How a 150-person engineering firm grew without back-office hires.

Three production automations on existing tools (Wrike, Sembly, n8n). ~40 hours of manual work removed per automation. No new hires. The nuclear-sector case in detail.

Liliia KarpenkoOctober 2, 20258 min read

A nuclear energy engineering firm was running critical project operations across two countries — and their back-office was held together by one secretary manually sorting emails, writing meeting notes, and maintaining spreadsheets by hand.

When we mapped the workflows, three things stood out:

1. Email → Wrike, automatically

Every project email had to be classified, numbered, and turned into a Wrike task. We wired the inbox so that every email from a known sender is now classified, logged, and turned into a Wrike task in the correct project folder. The secretary only touches edge cases.

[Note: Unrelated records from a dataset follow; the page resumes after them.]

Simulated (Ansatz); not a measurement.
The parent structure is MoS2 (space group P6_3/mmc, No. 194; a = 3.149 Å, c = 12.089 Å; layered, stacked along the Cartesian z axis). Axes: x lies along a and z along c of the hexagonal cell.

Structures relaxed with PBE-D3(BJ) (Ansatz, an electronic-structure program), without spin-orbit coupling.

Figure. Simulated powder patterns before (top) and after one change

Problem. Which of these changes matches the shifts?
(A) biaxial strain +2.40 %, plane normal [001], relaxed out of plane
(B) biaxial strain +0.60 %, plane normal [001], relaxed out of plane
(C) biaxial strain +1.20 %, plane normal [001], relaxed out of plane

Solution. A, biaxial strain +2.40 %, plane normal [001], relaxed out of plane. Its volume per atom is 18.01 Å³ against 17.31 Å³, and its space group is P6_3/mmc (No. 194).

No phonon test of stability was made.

2. Meeting notes that write themselves — in three languages

After every meeting, the recording is picked up automatically. A structured protocol with decisions and action items is generated. Multilingual PDFs are produced. Everything is attached to the right Wrike task.

By the time the team opens Wrike, the notes are already there.

3. Live performance dashboard, monthly

On the 1st of every month, the system pulls task data per employee from Wrike, calculates metrics (completed, overdue, backlog, active hours), and surfaces them in a dashboard with an AI-generated analysis.

Leadership stopped chasing data.

What this didn't include

A fourth automation — auto-tagging project codes from inbound PDFs — is still in PoC at ~70–80% accuracy. We don't ship beta automations as live. It stays in PoC until it crosses the threshold.

The outcome

Each of the three shipped automations removes ~40 hours of weekly manual work. The firm grew without a single new back-office hire.

The systems just keep running. That's the whole point.